Islam in America

Tuesday, August 17, 2010

An inconvenient Constitution

An inconvenient Constitution

By Daniel Ruth, Times correspondent
In Print: Tuesday, August 17, 2010
St. Petersburg Times

We sure do love our cherished freedoms, our beloved rights, our rock-ribbed values — unless, of course, we actually have to defend them.

And so even though it was a fairly fleeting comment, once again Gov. Charlie Crist offered up a compelling example of just how liberating it can be to shed the ideological strictures that come with being associated with the elitist junta of jodhpurs controlling the Republican Party these days.

The newly minted independent candidate for U.S. Senate said he agreed with President Barack Obama's view that building a mosque near the 9/11 ground zero site in New York was perfectly appropriate and in keeping with fundamental American principles protecting religious expression.

Crist could have taken the easy route and joined the chorus of political bloviating phonies decrying the very idea that a mosque might be built within blocks of ground zero. Many others, including Democrats such as U.S. Senate candidate Jeff Greene and gubernatorial candidate Alex Sink, jumped on the demagoguery bandwagon to oppose the notion of people practicing a faith so near the site of the worst act of terrorism in U.S. history. And nobody exploited the situation as brazenly as Republican gubernatorial candidate Rick Scott with his overheated rhetoric and quickie ad.

Instead, Crist sided not so much with Obama but with the U.S. Constitution, that oftentimes awkward, inconvenient, troublesome document that protects stuff like the rights of the people to pray, to speak, to assemble, to petition their government.

"I know there are sensitivities and I understand them," Crist said, adding however, "This is a place where you're supposed to be able to practice your religion without the government telling you you can't."

Now this may not have qualified as a profile in courage, but it certainly represents a declaration of political independence for Crist in taking an unpopular stand in the middle of a contentious campaign environment.

Does anyone seriously doubt had the mosque kerfuffle arisen six months ago, when Crist was still a Republican, that the governor in the midst of a nasty primary fight with former Florida House Speaker Marco Rubio would have felt compelled to oppose Obama out of fear of flummoxing the checkbook of foie gras in command of the GOP?

Instead, Crist was free to — how revolutionary — do the proper thing in siding with the right of American citizens to worship.

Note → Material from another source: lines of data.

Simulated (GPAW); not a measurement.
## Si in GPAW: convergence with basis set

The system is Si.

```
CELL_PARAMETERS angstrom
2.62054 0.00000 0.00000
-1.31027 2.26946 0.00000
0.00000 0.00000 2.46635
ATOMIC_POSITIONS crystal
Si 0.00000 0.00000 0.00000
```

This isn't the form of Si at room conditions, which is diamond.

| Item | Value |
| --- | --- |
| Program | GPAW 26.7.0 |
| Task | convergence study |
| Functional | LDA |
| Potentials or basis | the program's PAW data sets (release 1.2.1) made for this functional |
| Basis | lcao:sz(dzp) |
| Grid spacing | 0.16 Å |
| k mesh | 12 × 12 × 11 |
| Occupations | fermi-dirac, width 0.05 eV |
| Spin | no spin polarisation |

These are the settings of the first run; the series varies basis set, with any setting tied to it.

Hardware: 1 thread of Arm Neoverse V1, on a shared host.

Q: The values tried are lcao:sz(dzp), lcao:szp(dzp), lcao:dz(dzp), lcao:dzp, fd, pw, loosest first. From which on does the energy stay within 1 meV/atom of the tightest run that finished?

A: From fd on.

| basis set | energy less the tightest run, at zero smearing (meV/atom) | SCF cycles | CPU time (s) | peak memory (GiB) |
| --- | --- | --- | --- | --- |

It is always worth noting that the Constitution exists not to protect your right to stand on a street corner praising motherhood, apple pie and the flag but to protect unpopular, sometimes offensive and most certainly insensitive expressions, opinions and beliefs.

And it could certainly be argued the flap over the mosque has more to do with Islamaphobia than the more specific notion of building a mosque within blocks of ground zero. Indulge an idle question. Had the 9/11 attacks, resulting the murders of 3,000 innocent victims (including Muslims), been perpetrated by a gang of deranged Methodists, would there still be the same cacophony of faux outrage over plans to build a Methodist church within blocks of the World Trade Center site?

It is more than fair to regard that hole in the ground in lower Manhattan as "hallowed ground." It is indeed a memorial to incredible loss of life and the unbounded courage of the first responders who paid the ultimate price that horrific day.

But the same people who are so discombobulated over the idea Muslims might worship steps from ground zero seem blithely indifferent to the presence of strip clubs, lingerie modeling shops and off-track betting parlors which populate the area within the same distance of the proposed mosque near this "hallowed ground."

You want offensive? I have visited ground zero on many occasions and I have always been struck — and offended — by the sleazy street vendors hawking 9/11 "souvenirs" — everything from 9/11 key chains, to 9/11 snow globes, to 9/11 geegaws picturing Osama bin Laden. How offensive is the notion that the murder of 3,000 people has become a business opportunity for a bunch of tawdry vultures? And not a peep of protest. But at least they aren't praying to Allah.

We don't do "hallowed ground" very well in this country.

Offensive? Graves have been desecrated in Arlington National Cemetery. There is an effort to build casinos on the edge of the Gettysburg Battlefield. Our national parks system has been allowed to deteriorate. And since 9/11, reconstruction of the "hallowed ground" location has been bogged down by petty interests.

It took nine years to build the Acropolis in Athens — in 438 B.C. And yet nine years after 9/11 the World Trade Center site is still mostly an open gap in the Manhattan landscape.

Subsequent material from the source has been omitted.